For this week’s blog, I’ll go over a very interesting coaching call I had 🙂
Last week, I told you that I finally had my first sales with the free traffic strategy for Facebook, but I still wasn’t completely happy with the conversations that lead to those sales…
Feedback on successful FB conversation
I had learned that the best way to have a conversation with someone is to make it as personal as you can. That way, the person that you’re talking to can better know, like and trust you which, in turn, leads to a better relationship and thus a higher chance that that person will take you up on your offer to help them 🙂
However, some of my conversations that lead to a sale weren’t really personal at all… They were actually very business-like and to the point (but I at least applied ARQ correctly!). So I wanted to know what I could have done differently to make such a conversation more personal.
It turns out that I can still easily turn those conversations around and make it more personal! After all, the conversation doesn’t end after someone bought the product you’re offering! You should always follow up!
For example, my conversation from Facebook challenge I wrote about in my previous blog. During this conversation I sold a copy of the Iceberg Effect book. Of course I’m interested what the person who bought it thinks of the book, so my follow up is to first ask whether that person has had a chance to read it yet. Once that person has read the book, I can continue the conversation and make it more personal. For example, I asked something like “Once you have that clarity, what do you want to achieve?”
Asking that question can really open up the conversation and will hopefully also allow your customer to open up to you!
Btw, I can ask this because I already knew that this person lacked clarity on what exactly affiliate marketing is. The Iceberg Effect book should have given him complete clarity on what he needs to do to become successful 🙂
What to do if people aren’t a qualified prospect?
It can, of course, happen that you’re having a conversation with someone and quickly realise that this person will not be someone you can help with your product. If that’s the case, you don’t want to “waste” your precious time by keeping up a long conversation with them.

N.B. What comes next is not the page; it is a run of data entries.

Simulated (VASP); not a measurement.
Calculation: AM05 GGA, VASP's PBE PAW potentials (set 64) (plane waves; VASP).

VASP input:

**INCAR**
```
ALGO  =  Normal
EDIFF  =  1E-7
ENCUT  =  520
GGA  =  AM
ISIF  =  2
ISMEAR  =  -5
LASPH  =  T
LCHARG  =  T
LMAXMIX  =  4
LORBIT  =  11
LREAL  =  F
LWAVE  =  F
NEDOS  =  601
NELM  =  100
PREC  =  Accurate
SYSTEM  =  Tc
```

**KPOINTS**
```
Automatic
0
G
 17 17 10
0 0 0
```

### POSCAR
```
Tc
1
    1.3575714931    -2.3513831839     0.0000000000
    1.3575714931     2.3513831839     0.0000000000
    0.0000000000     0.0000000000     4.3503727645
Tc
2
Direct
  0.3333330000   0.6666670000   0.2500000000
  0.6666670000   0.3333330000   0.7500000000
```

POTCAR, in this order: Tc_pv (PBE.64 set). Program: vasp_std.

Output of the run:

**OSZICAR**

When that happens you need a nice and polite way to end that conversation.
So far, there have been three different cases for which I needed to end the conversation:
1. The person already has lots and lots of experience
2. The person wants to sell me something
3. The person has just joined another program
It has happened to me multiple times that I started a conversation with someone, asking them if they are an affiliate marketer as well, and that the first response I got was “Yes I am, how can I help you?”. This already pretty much implies that they are experienced and wouldn’t benefit from what I’m offering.
To politely say that I don’t need their help I usually say something like this: “Nice to hear! And thanks for your offer :-). However, I was just going to ask you the same thing!”
Some people I message will offer me their own products or programs right from the very first reply they give. These are also usually people who don’t need your help and sometimes will even really push their product on you. Not really the kind of people you should spend your time on.
When I want to end such a conversation I usually say this: “Thanks for the offer, but I’m very content and satisfied with what I’m currently doing online. However, it’s been great to connect with you and I wish you all the best”.
In the last case (when someone has just joined another program) you don’t necessarily have to end the conversation in the sense that you should never talk to that person again. Usually, these conversations are great, but it’s just not the right time for me to offer my product to that person because you should always give them a chance to try whatever they’ve already bought first.
I usually just wish them luck and say that it would be great if we could keep in touch and keep each other posted on how things are going. The idea is that you can then touch base with them again at a later time (maybe in 3 months or so) and see how they’re doing. After all, it might be the case that the program they’ve joined has not been working for them at all. This means that they could have suddenly turned in a qualified prospect 🙂
The call ended with something that I thought was really great! James gave everyone on the call the tracker sheet he was using. In this tracker sheet you can keep track of (1) how many people you contact, (2) how many of those people message you back, (3) how many of them are qualified prospects, (4) how many book links you’ve given, (5) how many books have been bought, and (7) in which Facebook groups you found them.
This all gives great insights into which Facebook groups are, for example, very good sources and which ones are not useful at all. Once you have this information you can search for more groups which are similar to your good sources and leave the groups which don’t bring you any sales.
Measurement is the first step that leads to control and eventually to improvement. If you can’t measure something, you can’t understand it. If you can’t understand it, you can’t control it. If you can’t control it, you can’t improve it
It’s great to be able to see that data and see how you will have approved as well, so I’m very excited to start using the tracker!
What would you do if you come across someone on Messenger who is not a qualified prospect for you?